As the Chair of the Humanities Department at Ransom Everglades, I may seem like a strange choice to author a story in a magazine spread highlighting the school’s excellence in STEM – science, technology, math and engineering. I am excited to do so because it illustrates a core belief that has driven me and other faculty across all disciplines at Ransom Everglades. Equipping students to solve the most challenging problems in the world today means requiring that they let loose their creativity, work collaboratively and seek novel, multi-faceted approaches that may require stepping outside of those realms in which they are comfortable. At Ransom Everglades, “problem solving” does not mean memorizing mathematical formulas or dates in history, or filling in bubbles on a Scantron form.

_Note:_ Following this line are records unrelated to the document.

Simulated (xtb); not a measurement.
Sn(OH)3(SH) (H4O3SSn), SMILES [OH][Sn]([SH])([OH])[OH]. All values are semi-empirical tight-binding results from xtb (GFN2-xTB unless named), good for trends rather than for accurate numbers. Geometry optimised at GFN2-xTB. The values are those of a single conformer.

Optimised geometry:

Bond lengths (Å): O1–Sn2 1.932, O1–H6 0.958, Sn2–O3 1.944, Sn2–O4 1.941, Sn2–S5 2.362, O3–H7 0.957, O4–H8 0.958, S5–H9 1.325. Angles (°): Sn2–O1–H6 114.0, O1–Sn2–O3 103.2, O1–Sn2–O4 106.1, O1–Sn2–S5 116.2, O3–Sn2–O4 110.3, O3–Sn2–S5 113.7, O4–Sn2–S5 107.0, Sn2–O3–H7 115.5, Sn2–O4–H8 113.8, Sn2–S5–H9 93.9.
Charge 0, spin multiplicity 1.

It means thinking bigger and broader. It means crossing disciplines. It means tackling problems whose answers aren’t listed in some answer key in the back of the textbook. It means you can’t be just a specialist in economics, or just a mathematician, or just a writer. The challenges facing our students when they go out in the world today will require dramatic creativity, intellectual fluidity and the resilience to keep trying when they fail.
Those are skills naturally nurtured in the annual business plan challenge that has been a core part of my AP Macroeconomics/Microeconomics course for more than a decade. Entrepreneurship is the quintessential interdisciplinary experience: It is the place where science collides with the social sciences, math, language skills and the arts. Students identify real problems, test hypotheses, conduct extensive research, develop evidence-based solutions and distill and communicate the essential elements of their plan through an engaging narrative and visuals.
Many of our students’ best business plan entries are anchored in STEM fields. The top two entrepreneurial efforts in the 2019 competition featured extensive engineering. They were new products our students conceived of and mapped out for creation on a 3D printer, with plenty of guidance from our robotics coach and engineering faculty member Bob DuBard. Luisa, Makenzie and Khushi wanted to help people who struggle with essential tremors, a condition that makes executing tasks like eating soup challenging and even embarrassing. The girls reviewed spoons on the market that professed to assist with this problem, and then designed what we all agree is a better one called SpoonAble.
Holly Steinberg ’19 and Nicole Bremer ’19 created a reusable, removable laptop camera cover (CamBlok!) designed to protect users against cyber-mischief. Nicole, who had taken an engineering class under Mr. DuBard, constructed the thin, colorful, plastic laptop camera cover that could slide in and out of place, and the two worked together to refine the design. CamBlock! won second place in both the Teen Track of the 2019 Miami Herald Startup Pitch Competition and the Innovate SFL competition for private schools. It is always thrilling to watch students grow and flourish throughout the process of developing, implementing and presenting their business plans.
I look forward to the unveiling of the dedicated lab spaces and upgraded facilities that our new STEM Center will offer. As you may imagine, I don’t look at the STEM Center as a science building as much as an interdisciplinary opportunity center that will benefit all of our students.